When I got accustomed to my last job as a software developer a couple of years ago, my boss looked at my work process and said “oh- so you are a UX designer”?

I never thought of calling myself that way. I was a double bloody scientist who does his own design. I cringed at anyone calling me an engineer, let alone a designer. But if the boss says so — and is willing to give me a raise for it — I figured I was going to fake it ‘till I make it.

Like every good nerd, I stocked up on literature, booked my tickets to a couple of conferences and started learning how to do my new job. Figures, it was mostly something I was already doing, in one way or another. I was doing user interviews as a software developer. I was sketching designs and creating mockups as a UI designer. I was doing extensive AB testing on mobile Games I was making…

Here and there, I was already doing most of the stuff UX designers did. I was creating simple games, and the insanely detailed multivariate testing of physics engine parameters was something I was doing to make the gameplay as satisfying and addictive as possible.

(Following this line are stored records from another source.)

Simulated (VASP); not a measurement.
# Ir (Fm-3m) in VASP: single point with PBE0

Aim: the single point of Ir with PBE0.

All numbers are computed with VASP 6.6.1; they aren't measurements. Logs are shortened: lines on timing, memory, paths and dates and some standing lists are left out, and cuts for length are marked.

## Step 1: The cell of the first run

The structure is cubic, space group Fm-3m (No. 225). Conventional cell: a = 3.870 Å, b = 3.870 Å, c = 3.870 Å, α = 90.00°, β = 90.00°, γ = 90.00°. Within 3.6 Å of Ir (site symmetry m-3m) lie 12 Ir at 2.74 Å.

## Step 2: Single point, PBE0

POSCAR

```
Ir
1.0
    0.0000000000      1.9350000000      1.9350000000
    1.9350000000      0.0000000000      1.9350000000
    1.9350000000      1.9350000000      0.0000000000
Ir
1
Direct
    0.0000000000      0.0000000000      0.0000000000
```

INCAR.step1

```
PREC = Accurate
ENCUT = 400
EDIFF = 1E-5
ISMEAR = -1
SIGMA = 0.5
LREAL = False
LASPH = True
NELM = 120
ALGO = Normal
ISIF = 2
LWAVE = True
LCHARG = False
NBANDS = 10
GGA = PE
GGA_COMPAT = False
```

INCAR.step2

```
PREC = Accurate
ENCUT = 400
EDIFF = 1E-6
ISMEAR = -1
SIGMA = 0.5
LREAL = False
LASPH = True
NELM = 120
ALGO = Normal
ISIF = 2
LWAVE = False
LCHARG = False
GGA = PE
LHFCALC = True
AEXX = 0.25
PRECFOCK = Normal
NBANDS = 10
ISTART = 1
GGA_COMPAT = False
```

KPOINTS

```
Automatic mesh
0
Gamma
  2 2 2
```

A couple of books later, I was starting to recognize that what I did actually was UX design, and I was doing a lousy job at it. I was performing pretty well at every individual step of the process, but I was awful at chaining it all together.

On my friend’s reccomendation (the only person calling herself a UX designer that I knew), I took a Coursera course on Human-computer interaction.

Among the other things I had learned, the detailed framework for doing the process of UX design opened my eyes toward the most beautiful fact:

The client does not have to “see what I need to know what I need”

The process consisted of structured walk through interviews, wireframes, prototypes and mock-ups allowed me to get structured input and quickly make changes on rough drafts of the interface rather than on fully-flashed mockups. It saved a lot of my time. It felt like my designs were annealing — slowly reaching finer granulation without the need to scrap huge chunks of fully-finished work after figuring out that what the client said they needed wasn’t what they really needed.

A wireframe flow for an interactive web banner after a days-long discussion with a client on what they really want and need from an ad.

It felt like a superpower. Rapid prototyping techniques and heuristic evaluation allowed me to more objectively test my “gut feeling” when it came to design, and the multivariate testing and analysis of variance gave me not only a tool to measure the design decision more objectively and with much more certainty — they gave me a perfect excuse to use advanced math while designing.

Rarely have I felt more like a scientist than after I started being a designer.

The capstone project had me design a mobile application. I had wanted to get as far away from the comfort zone as possible, so I chose to participate in the “Remix project” where I built on ideas and research that were not my own, but my peers’ instead. That gave me a vision on how it is to build up on somebody else’s work in UX design.

Even though the process was often frustrating, due to the technical limitations of the system, nurturing a project from a simple comic-strip storyboard to a full-blown mobile app was an extremely satisfying experience. Dreams to ideas to reality — witnessing ideas become lines on the paper prototype, lines becoming mock-up blocks and those blocks becoming interactive elements under my fingers was something magical.

Dreams to ideas to reality

I got a feel on how to fake technologies just to measure if their development is something that would benefit the user. I have learned on how to be my own strongest critic, and I have learned that no amount of planning can prepare me for some of the reactions of real people, once it gets to the user testing.

There was a system failure on October 12th resulting in wrong measurement. R studio to the rescue.

I’m not sure if people will call me an UX designer in 5 years, but learning how to become one has certainly connected all of my skills into a single logical whole — and given that whole a pretty, human-facing side. If you are a software developer, you should take a UX class or two — even if you never intend to use that knowledge.